Korea University has the largest international student body in the country. A total of 4,800 foreign undergraduate, graduate and exchange students from 120 different countries are enrolled in Korea University. The university’s foreign student population increased by 1,800 from the around 3,000 students who were enrolled four to five years ago.
Even then, the number was still high enough to put Korea University in third-place among international students in Korea after Yonsei University and Kyung Hee University. Due to Korea University’s active recruitment of international students, over 10 percent of the undergraduate student body today is made up of international students.
The total number of international students studying in Korea has rapidly increased in the past three to four years. From 2010 to 2014, the number of international students studying in Korea was in the 80,000 range. That number, however, started to rise in 2015. According to statistics released by the Education Ministry, 91,300 international students studied in Korea in 2015. In 2016, that number jumped to 104,200, and in 2017, it once again increased to 123,800. A total of 142,200 international students are currently studying in Korea. In the past four years, the number of students has increased by 67.5 percent from 2014.

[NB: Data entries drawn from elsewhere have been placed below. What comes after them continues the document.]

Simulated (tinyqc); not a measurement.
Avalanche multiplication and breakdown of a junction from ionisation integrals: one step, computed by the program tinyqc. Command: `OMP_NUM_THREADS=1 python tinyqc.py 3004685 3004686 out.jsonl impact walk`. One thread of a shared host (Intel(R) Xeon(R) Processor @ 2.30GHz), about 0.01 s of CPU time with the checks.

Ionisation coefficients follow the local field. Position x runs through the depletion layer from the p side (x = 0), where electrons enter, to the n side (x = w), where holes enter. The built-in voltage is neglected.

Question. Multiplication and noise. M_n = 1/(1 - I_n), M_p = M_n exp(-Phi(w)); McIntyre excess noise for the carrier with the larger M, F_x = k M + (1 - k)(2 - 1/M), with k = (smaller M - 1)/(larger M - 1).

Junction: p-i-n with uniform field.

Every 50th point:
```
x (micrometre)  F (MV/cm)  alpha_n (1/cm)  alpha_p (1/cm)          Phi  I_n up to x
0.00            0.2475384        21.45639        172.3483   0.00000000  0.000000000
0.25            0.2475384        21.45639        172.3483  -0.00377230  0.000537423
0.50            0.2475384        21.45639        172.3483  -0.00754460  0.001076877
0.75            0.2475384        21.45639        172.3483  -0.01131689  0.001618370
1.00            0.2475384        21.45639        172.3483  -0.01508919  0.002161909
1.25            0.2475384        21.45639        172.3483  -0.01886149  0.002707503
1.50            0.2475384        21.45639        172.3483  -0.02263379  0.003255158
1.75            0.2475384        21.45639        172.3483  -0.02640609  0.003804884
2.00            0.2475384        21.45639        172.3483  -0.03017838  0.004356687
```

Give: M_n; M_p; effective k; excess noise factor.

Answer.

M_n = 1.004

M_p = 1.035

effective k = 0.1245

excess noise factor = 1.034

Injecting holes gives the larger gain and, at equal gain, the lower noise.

According to Unesco, as of 2016, the United States has the largest international student population with 970,000 students in undergraduate or graduate programs in universities across the nation. Britain is second with 430,000 international students, followed by Australia (330,000), France (240,000) and Germany (240,000). Japan was ranked eighth in total with 143,000 international students studying in their universities, the most in Asia, followed by China (137,000).
Korea was ranked 18th. However, the rankings shift drastically once the nations are ranked according to per capita. In Korea, there are 120.4 international students per 100,000 people. This puts Korea ahead of Japan which only has 113.5 international students per 100,000 residents. In comparison to the previous year’s statistics, Korea saw a 13.5 percent increase in international students, whereas those in Japan increased by 8.7 percent and China increased by 11.7 percent. If this trend continues, it is safe to say that the number of international students in Korea will continue to increase.
Korean universities are keen to attract international students for two reasons. The biggest reason is that attracting more international students, universities can even out their financial deficits. These deficits were originally created because of a lack of domestic enrollment. After reaching its peak in 2010 with over 502,000 Korean students enrolling as freshmen, the numbers started to decrease rapidly. There are now 401,000 domestic students enrolled in Korean universities as of last year, a 20 percent decrease from 2010. Since universities rely on tuition fees to operate, the lack of students is becoming a serious issue. This problem is especially acute at less prestigious private universities outside of Seoul.
Another reason is the common belief that the number of international students attending a university correlates with how prestigious the university is. In additional to various evaluation agencies, the universities themselves use the number of international students as an indication of how internationally-recognized they are. In order to be recognized as a prestigious university, the school administration has to attract international students. This stance is actively encouraged by the government. The Education Ministry, which aims to attract over 200,000 international students by 2023, lowered the standards for Korean language proficiency required for foreign students who wish to study in Korea. Previously, international students were required to achieve at least Level 3 on the Topik (Test of Proficiency in Korean). However, starting from early this year, international students can come to study in Korea with only a Topik Level 2.
As Korean culture and language has been growing in popularity through foreign media and the internet, more international students are coming to study in Korea with each passing year. Many Chinese and Southeast Asian students want to become familiar with the Korean language and culture so they can get a job at Korean companies that have offices in their own countries. For Southeast Asian students in particular, the salary that workers can receive from a Korean company can be as much as three times that of a local company.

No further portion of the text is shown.